The poems in this portfolio are taken from Blokelore and Blokesongs, by one Fred Faraday (1917–1979), forthcoming later this year from Waywiser Press. Faraday’s blokeish rhymes come to us indirectly, “as recited to”—we are told on the book’s title page—the poet and historian Robert Conquest.
Readers will be forgiven for divining a greater involvement on Conquest’s part than mere amanuensis. Conquest has worn such masks before. In Kingsley Amis’s New Oxford Book of Light Verse (1978), Conquest’s poems appear under four names: his own, as well as the pseudonyms Ted Pauker, Victor Gray, and Stuart Howard-Jones. To these we must add the limerick writer Jeff Chaucer, whose Garden of Erses (2010) includes poems attributed elsewhere to some of these other fellows.
Old Fred, which is Faraday’s pseudonym de plume, may be Conquest’s liveliest poetic invention to date. Fred is a philosopher—of life, to be sure, but with a particular interest in the progress of the battle of the sexes. His “blokesongs” are seasoned dispatches from behind the lines, where Fred has frequently scouted (with copies of Ovid and Juvenal in his rucksack). Kingsley Amis’s Welsh traveling salesman Dai Evans—another glorious bloke—would have enjoyed lifting a few pints with Fred, his elder and worldlier comrade-in-arms.
The poems here include echoes of some of Conquest’s (and Pauker et al.’s) earlier poems. One cannot read “Fred on Fascism” without recalling Conquest’s great limerick on Communism called “Progress,” which John Gross included in his Oxford Book of Comic Verse (1994):
There was a great Marxist named Lenin
Who did two or three million men in.
—That’s a lot to have done in,
But where he did one in
That grand Marxist Stalin did ten in.
As in “Progress,” the speaker of “Fred on Fascism” is not amused by anyone who would blur the failings of these murderous systems, and Fred dishes up a special portion of scorn for academics in this regard.

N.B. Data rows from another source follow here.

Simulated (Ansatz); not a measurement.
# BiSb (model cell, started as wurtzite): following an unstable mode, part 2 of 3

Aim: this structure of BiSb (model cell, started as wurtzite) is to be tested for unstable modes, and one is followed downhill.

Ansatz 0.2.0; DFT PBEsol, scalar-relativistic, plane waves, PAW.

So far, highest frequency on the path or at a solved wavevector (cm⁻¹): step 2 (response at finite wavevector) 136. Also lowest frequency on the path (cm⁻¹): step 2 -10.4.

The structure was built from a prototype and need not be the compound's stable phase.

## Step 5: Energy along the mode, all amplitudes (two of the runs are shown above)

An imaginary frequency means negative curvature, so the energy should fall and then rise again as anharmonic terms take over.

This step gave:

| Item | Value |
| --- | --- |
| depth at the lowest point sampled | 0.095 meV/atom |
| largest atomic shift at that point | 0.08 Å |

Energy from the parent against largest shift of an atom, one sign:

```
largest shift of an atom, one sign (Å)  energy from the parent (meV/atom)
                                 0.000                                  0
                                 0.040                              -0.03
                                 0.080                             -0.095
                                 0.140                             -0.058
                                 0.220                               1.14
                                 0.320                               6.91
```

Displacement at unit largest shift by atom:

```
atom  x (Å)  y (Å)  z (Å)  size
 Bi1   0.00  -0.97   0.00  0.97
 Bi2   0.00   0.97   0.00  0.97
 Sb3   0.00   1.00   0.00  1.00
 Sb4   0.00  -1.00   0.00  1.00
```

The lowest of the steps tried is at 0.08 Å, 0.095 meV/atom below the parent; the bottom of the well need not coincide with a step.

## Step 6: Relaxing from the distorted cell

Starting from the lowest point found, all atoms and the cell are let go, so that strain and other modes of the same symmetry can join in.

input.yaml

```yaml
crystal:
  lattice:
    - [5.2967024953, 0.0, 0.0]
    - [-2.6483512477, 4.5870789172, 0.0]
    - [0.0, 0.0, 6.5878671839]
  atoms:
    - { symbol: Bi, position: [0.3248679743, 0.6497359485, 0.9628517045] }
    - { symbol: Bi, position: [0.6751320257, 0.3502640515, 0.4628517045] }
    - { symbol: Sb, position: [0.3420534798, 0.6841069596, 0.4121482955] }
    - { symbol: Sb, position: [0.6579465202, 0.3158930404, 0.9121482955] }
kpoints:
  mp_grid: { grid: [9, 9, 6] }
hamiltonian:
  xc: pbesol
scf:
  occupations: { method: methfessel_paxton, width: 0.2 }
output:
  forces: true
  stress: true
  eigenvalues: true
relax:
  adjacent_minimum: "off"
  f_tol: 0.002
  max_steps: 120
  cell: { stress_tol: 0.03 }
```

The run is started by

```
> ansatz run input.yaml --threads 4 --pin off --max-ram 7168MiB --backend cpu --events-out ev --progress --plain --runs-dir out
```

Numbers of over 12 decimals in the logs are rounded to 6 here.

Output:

The Dunmow Flitch prize, which Fred mentions in “Fred Gives Up,” dates back at least as far as Chaucer’s “Wife of Bath’s Tale” and refers to the competition in England that awards “a flitch of bacon to married couples from anywhere in the world, if they can satisfy the Judge and Jury of 6 maidens and 6 bachelors that in “twelvemonth and a day,” they have “not wisht themselves unmarried again.” This prize recalls the awarding of the Krafft-Ebing trophy (given presumably for signal examples of sexual pathology) to the man who first went to bed with Brigid Brophy, in the limerick to her memory.
Finally, “Fred Gets It Wrong” shows Fred’s more vulnerable side. Much like Conquest’s earlier poem about romantic and sexual nostalgia, “On the Veranda,” which appeared first in these pages in March 2009, chinks of doubt and regret may be seen in Fred’s armor.